Recycling plastic isn’t rubbish but small items are a big 'no' for that bin

An impossible challenge
Unrecyclable small plastic items
A nuisance
Three inches max
The sorting dilemma
The quest to make 'small' recyclable
Exploding the recycling myth
Cheap labour
The fate of soft plastics
Resisting the plastic options
An impossible challenge

To live without plastic is nearly impossible nowadays. Everything from toothbrushes to our tubes of toothpaste is made from this indestructible material but our consciences are soothed as soon as we dispose of it in the recycling bin.

 

Unrecyclable small plastic items

Unfortunately, this action, done in good faith, does little to solve the plastic problem. According to Susan Collins, president of the Container Recycling Institute in the Washington Post, small plastic items, for example, do not get recycled.

 

A nuisance

In fact, they either fall through the net or complicate the recycling process as they are often made of different kinds of plastic (type 5 or 6), or are combined with other materials.

Three inches max

Too small to recycle means anything three inches or smaller in dimension, or thin and long like plastic straws.

 

The sorting dilemma

“Sorting all of those different types is impossible,” Judith Enck from Beyond Plastics told The Post.

 

The quest to make 'small' recyclable

The good news is, five companies, including Colgate-Palmolive and Procter & Gamble are working with Massachusetts Institute of Technology to develop a sorting procedure that means their smallest plastic products will get recycled, according to MIT News.

Exploding the recycling myth

Still, sorting for recycling is complicated in general as certain plastics are simply not recyclable, despite what we are led to believe.

 

"The Fraud of Plastic Recycling"

A report out this year from Climate Integrity called “The Fraud of Plastic Recycling” accuses the fossil fuel industry of promoting the idea that all plastics are recyclable when quite the opposite is true.

 

"Not technically or economically viable at scale"

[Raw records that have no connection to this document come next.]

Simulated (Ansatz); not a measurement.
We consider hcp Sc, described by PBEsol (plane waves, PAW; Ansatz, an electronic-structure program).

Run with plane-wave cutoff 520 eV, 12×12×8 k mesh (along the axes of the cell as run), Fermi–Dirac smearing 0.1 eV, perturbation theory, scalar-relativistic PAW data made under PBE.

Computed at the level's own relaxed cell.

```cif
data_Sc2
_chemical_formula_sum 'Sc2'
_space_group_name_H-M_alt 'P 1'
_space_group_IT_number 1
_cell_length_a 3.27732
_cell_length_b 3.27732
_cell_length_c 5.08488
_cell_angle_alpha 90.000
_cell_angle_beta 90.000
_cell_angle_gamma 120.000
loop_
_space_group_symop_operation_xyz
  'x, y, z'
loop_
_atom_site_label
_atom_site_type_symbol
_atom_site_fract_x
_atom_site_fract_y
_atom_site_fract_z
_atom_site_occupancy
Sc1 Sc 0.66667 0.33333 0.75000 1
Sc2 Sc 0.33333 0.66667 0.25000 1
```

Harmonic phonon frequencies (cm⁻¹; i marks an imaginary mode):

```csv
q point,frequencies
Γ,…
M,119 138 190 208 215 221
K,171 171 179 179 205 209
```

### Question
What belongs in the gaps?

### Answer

This, the report states, is “despite their [the fossil fuel industry’s] long-standing knowledge that plastic recycling is not technically or economically viable at scale.”

Cheap labour

As sorting is expensive, it is often carried out in other countries where it is cheaper to sort through the plastics by hand.

 

The fate of soft plastics

Even there, soft plastics such as bread bags or clingfilm are not worth recycling financially and will invariably be burned for electricity or downcycled into items such as bin liners, The Guardian reports.

 

Resisting the plastic options

Only things made of 1 or 2 type plastics should be recycled, according to Collins in The Washington Post – the others, including small plastic items, should simply be avoided wherever possible.